Fuck Beans: Let’s Talk Pretty
Broke-Ass was all ready to make good on her promise to talk about beans and how to convert their soaked selves into week-long meals, when she stopped and had a think. The result of which was: Fuck beans.
Broke-Ass is well fucking nigh sick of talking and thinking about beans, particularly as they invariably evoke comparisons involving hills and her life. Plus, she is about to turn 43 next Wednesday, so the combination of that impending anniversary and fucking chickpeas brought her to the mirror to have a look. And what she saw was: old. And tired. And balls-out haggard.
You mightn’t think that a person such as Broke-Ass would give a tinker’s damn about her appearance. You would be wrong. So wrong. Indeed, Broke-Ass devotes inordinate blocks of time considering clothes and cosmetics, how she can get her hands on some, and how depressingly fruitless such meditations are. But she’ll be damned if she’s not going to get her hands on some hyaluronic acid facial serum.

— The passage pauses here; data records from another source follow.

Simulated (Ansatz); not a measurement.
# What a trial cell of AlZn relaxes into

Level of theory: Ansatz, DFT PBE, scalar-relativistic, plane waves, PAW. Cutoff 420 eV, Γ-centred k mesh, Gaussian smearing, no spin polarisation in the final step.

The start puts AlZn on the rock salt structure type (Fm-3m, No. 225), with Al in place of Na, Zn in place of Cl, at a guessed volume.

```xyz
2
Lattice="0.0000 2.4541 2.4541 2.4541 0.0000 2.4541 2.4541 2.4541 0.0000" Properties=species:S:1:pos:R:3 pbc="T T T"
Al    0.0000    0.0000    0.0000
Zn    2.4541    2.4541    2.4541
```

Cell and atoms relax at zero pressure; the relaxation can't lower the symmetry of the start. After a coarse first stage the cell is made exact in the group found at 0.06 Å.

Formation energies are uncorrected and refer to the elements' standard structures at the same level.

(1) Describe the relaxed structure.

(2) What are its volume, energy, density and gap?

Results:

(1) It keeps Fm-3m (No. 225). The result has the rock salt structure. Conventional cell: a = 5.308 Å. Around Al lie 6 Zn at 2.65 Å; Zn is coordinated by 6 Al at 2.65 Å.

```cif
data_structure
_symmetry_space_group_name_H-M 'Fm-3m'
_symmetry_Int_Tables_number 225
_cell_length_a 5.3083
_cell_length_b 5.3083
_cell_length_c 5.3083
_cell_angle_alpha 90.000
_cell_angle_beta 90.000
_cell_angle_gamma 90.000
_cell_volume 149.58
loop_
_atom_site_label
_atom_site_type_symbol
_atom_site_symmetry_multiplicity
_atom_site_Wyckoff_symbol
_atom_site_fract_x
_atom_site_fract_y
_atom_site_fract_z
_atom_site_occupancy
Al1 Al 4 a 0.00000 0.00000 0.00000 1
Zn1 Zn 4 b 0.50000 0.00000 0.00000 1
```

Hyaluronic acid, for those who don’t know or give a shit, is the juicy substance one’s own human body manufactures to keep the joints and skin all lubed up. As one ages, and one certainly fucking does, native stores of hyaluronic acid are mercilessly depleted and you get saggy and wrinkles–and it doesn’t help if you’re stressed and you smoke, but who can help that? If, however, you inject it into your face, as people are wont to do via the wonders of fillers such as Restalyne and Juvederm, those wrinkles flat-out disappear for about 6-8 months. And then you have to pay another 800 bucks to do the whole thing over again.
To say that such a routine is of out of the question for Broke-Ass is to say Two Lumps of Sugar will hurl a block at his sisters’ heads and think it’s a pretty funny thing to have thought of doing. In full disclosure, Broke-Ass did, several times, barter for such injections. But that’s a whole other fucking story, one that now seems like a distant, golden memory of childhood. It was worth it. Broke-Ass stands fully behind the Buddha when he said that sometimes the smile is the cause, not the result, of happiness. Moreover, while she despises that fucking Nazi Coco Chanel in every other respect, Broke-Ass does heed her recommendation never to walk out of the house without a nice lipstick on. Shit, when life is bleak, a little pretty on the outside goes a long way to staving off stress-puking. Just ask Broke-Ass’s friend, the Fantabulous Nat, who wears body glitter, like all the time. WORD.
Back to hyalauronic acid. It turns out that, when mixed into a facial serum and applied to old areas, this soul-buoying substance will push out wrinkles for the duration of the time that it remains affixed to the skin. It also turns out that facial serums involving hyalauronic acid cost as much as a weeks’ grocery bill. Again: Two Lumps, blocks, & etc. So, the question alighted: How does one make this serum?
Funny you should ask. Lo and behold, it appears that hyalauronic acid comes in capsules you can buy in the hippie section of supermarkets, or far, far cheaper yet, in bulk powder form online. People take it to relieve bursitis or whatever. Why not take it make mama look good?, Broke-Ass wondered aloud. Why, indeed, the fuck not?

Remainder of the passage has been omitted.